Hi Phillip,
All of the things you mentioned and then some. Lately, L has been my goto lang for things I used to do in perl (yeah perl is faster at text processing but L is fast enough for the stuff I do).
I’ve also learned to use all the cpus, if you look at http://mcvoy.com/lm/L/photos.l search for parallel and go until you find the procedure thumbs(). Read that while loop and you’ll see a template for processing each file in parallel using all the cpus. I use that all over the place, L has a handy little function cpus() that (on linux at least) returns the number of cpus.
What you are doing, prototyping in tcl and migrating to L, yeah, I’ve done that (though less and less because I much prefer L, duh), mostly I’ll get frustrated at some main proc we have that doesn’t have getopt processing I like so I’ll rewrite that in L.
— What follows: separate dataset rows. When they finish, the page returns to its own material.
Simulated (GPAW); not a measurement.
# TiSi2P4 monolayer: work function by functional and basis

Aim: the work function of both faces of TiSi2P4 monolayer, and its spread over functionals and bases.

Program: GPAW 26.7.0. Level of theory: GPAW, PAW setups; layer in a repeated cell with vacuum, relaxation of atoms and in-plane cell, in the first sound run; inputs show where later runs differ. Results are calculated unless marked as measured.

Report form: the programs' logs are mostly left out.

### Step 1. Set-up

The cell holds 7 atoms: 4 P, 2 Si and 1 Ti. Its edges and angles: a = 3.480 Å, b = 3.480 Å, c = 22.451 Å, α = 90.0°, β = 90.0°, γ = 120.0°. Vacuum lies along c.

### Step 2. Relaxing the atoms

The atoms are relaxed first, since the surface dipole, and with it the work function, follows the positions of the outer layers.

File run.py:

It certainly was designed so you can mix and match. Damon or Rob would have to way in but I believe it is like so:
L array is a Tcl list, L hash is a Tcl dict, L structs are a Tcl list as well. So it would be awkward for stuff like structs but you could pass them back and forth to Tcl just fine. L follows Tcl pass by “value” except it is pass by reference but copy on write, the L references are just Tcl’s upvars (though FAIR WARNING: if you pass a struct field {so a list element} by reference we do this horrible gross, but handy thing, where we put the element in a local var, pass a reference to that, and when you come back from the function it assigns the list element the value of the local var. It’s disgusting but it gives you the appearance of pass by reference on struct fields which is not a thing in Tcl).
The other fair warning is that L is based on some old interm 8.5 Tcl, we haven’t merged it forward and we haven’t fixed the Tcl tests that we broke (we use PCRE instead of whatever RE engine that Tcl uses, maybe Henry Spencers?). I can’t remember why but merging forward is a pain in the ass and it’s unlikely we’ll do it unless the user base grows and someone really wants it. Oh, and we completely broke Tcl’s threading model (that I don’t understand) which made the Tcl core team not have any interest in taking our changes back. Their loss?
I completely get the idea of using L so you can push Tcl code through C/C# people, one of our guys hates L because it’s Larry’s pet language and he didn’t see it going anywhere, but there was a commit flying past and it looked so much like C he pointed out a bug in the code without knowing it was L
Using L with Tk drives Damon nuts, he’s never liked it, we’ve never figured out a way to do it in a pleasant way. That said, it doesn’t bother me, I use it with Tk.
Debug? printf. Rob can maybe weigh in here, there are some tracing features in there that he did. Profile? I just don’t.
Editor: vim
Html - so there is some support for doing stuff with html that Damon did but I’ve never used it. I believe it’s like PHP. Damon?
Anyhoo, glad you are using it, I love L, I wish there was a C dialect that was L compat at least for the none gui stuff. I like C, I can’t stand C++ or Rust or whatever, I’m happy with C’s syntax, I just wish there was a C that picked up stuff like Tcl’s ref counting so I don’t have to do memory management, hashes as a type, all the RE stuff in expressions (and switch statements! It’s about time, right?). Rob loves it too and he’s the guy that did the compiler so it’s not dieing anytime soon, we use it all the time.